For the further theoretical analysis, we performed 3D finite-difference time-domain (FDTD) simulations using a commercial software package (Lumerical FDTD Solution, Lumerical Inc.). We modelled the nanotube structures as hexagonal hole arrays with 70 nm diameter and 100 nm lattice, based on the SEM images. The maximum thickness of bulk, NT, and MPNT layer was 5 µm. The boundary conditions were set as periodic for the x- and y- directions and as perfectly matched layer (PML) conditions for the z-direction. The plane wave source in the range of 350 to 800 nm was incident to the structure with x-polarization. Figure 5(a) shows the reflectance spectrum of bulk, NT, and MPNT structures. Under the UV wavelength (λ<400 nm), the reflectance becomes lower in the order of bulk, NT, and MPNT. In the visible spectrum, Fabry-Perot fringes are shown in the reflectance spectra while the amplitude of the fringes is smaller for the NT and MPNT compared with the bulk structure. The simulated average reflectance of bulk, NT, and MPNT are 26%, 20%, and 14%, respectively, in 350 – 800 nm wavelength range. Also, we obtained FDTD-simulated electric field profiles |E|/|E0| (E is the amplitude of local electric field and E0 is that of incident field) at 350 nm wavelength. Figure 5(b) and Fig. 5(c) show the electric field profile of bulk and NT, respectively. For NT, more light goes into the TiO2 layer compared with the bulk. For MPNT, the electric field is enhanced in the moth-eye structure, as well as the light penetrates through the holes, as shown in Fig. 5(d). These FDTD simulation results show the beneficial effects of porous nanotube and moth-eye patterning for antireflection.

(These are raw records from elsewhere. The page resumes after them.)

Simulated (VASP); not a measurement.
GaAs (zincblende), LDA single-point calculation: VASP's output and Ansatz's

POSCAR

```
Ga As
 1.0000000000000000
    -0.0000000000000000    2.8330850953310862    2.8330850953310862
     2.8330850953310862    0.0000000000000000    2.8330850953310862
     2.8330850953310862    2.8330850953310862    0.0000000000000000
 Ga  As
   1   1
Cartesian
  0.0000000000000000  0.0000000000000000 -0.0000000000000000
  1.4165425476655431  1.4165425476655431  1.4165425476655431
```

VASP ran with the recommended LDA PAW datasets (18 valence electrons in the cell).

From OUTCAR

Fig. 5 (a) FDTD-simulated reflection spectra of bulk, NT, and MPNT structures on Ti substrate. E-field profiles of (b) bulk, (c) NT, and (d) MPNT, at 350 nm wavelength.
Following the theoretical calculations, we experimentally characterized the optical properties of the fabricated structures. The total reflection (sum of the specular and diffuse reflections) spectrum in the UV-Vis-NIR wavelength range was measured using a spectrophotometer (UV3600, Shimadzu Scientific Instruments) equipped with a BaSO4–coated integrating sphere (MPC–3100). Figure 6 shows the reflection spectrum of NTs and MPNTs. The moth-eye-patterned sample shows a lower reflection compared with that of the bare sample over the broadband spectrum of 300–800 nm. There were no Fabry-Perot fringes in the spectrum, which might be due to the defects in the TiO2 NT layer, thermal oxidation layer after annealing, and irregular surface of Ti substrate. The average reflectance of NTs and MPNTs are 23.2% and 18.2%, respectively, in 300–800 nm wavelength range. Thus, the average reduction in reflection is 21%. Under the UV wavelength of 350 nm, NTs show 14.1% reflectance, whereas MPNTs show 6.3%, which is a 55% reduction in reflection. In the UV regime, TiO2 layer absorbs the incident light. However, a considerable portion of the light is reflected from the surface of the unpatterned TiO2 layer because of the abrupt change of RI at air/TiO2 interface. By reducing the effective RI of the TiO2 layer, the RI change at the interface is reduced. As a result, reflected light decreases, and more light is penetrated and absorbed in the TiO2 layer. When the wavelength is larger than 550 nm, the incident light would not be absorbed from the TiO2 layer, as can be predicted from k value in Fig. 4(b). In that case, the reduced reflection, i.e. the absorption enhancement, would occur from the Ti substrate, because the Ti absorbs visible light.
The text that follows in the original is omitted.